SAN MARCOS, Texas — Texas State University has received $1.3 million to help train schools in the state to tackle violence against teachers.
The grant comes in response to what experts are calling a “growing national phenomenon” of students attacking teachers and school administrators. It’s something that’s affecting school climates and the ability to retain teachers.
The grant will support the training for three years and will guide schools through the best way to handle specific scenarios, as well as teach them how to develop policies to address teacher victimization.
Texas State will begin training educators across Texas in January.
A portion of the funding for the grant comes from the U.S. Department of Justice’s STOP School Violence Program, part of U.S. Sen. John Cornyn’s Mental Health and School Safety Bill. The Bipartisan Safer Communities Act, which passed in 2022, addresses mass shootings with an investment in mental health crisis intervention programs and school safety.
“The Bipartisan Safer Communities Act is about mental health, school safety and ensuring that the tragedy that struck Uvalde was not in vain,” said Sen. Cornyn in a media release on Monday. “I’m grateful this law is giving schools across our state the resources needed to keep students, staff and teachers safe.”

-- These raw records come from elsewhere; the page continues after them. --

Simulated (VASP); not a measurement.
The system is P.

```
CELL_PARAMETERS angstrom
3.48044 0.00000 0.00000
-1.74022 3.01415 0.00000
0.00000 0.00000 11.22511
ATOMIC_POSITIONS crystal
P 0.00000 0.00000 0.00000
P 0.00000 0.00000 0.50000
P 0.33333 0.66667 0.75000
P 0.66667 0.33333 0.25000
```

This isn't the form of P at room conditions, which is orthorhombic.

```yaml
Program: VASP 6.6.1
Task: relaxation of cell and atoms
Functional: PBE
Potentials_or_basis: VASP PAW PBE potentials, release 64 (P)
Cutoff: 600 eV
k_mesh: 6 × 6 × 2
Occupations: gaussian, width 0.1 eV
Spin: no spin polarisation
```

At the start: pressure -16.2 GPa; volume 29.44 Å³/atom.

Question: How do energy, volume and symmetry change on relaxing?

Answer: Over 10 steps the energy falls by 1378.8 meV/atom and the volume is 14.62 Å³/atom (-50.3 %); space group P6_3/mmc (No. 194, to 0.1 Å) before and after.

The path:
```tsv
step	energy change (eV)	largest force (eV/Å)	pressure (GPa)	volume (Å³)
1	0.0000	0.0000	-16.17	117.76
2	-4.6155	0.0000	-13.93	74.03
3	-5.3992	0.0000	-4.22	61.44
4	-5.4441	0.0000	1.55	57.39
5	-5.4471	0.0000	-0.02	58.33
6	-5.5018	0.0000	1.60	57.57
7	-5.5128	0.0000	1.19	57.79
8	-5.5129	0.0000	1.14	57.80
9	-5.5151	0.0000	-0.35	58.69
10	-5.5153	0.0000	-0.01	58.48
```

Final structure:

The grant will go to the Texas School Safety Center at Texas State University, a research center that “serves as the central location for school safety in the state,” Director Kathy Martinez-Prather told KVUE’s media partners at the Austin-American Statesman. The center provides school safety initiatives and mandates to state schools, and trains schools in assessing behavioral threats, emergency operations, mental health, bullying prevention and drug use.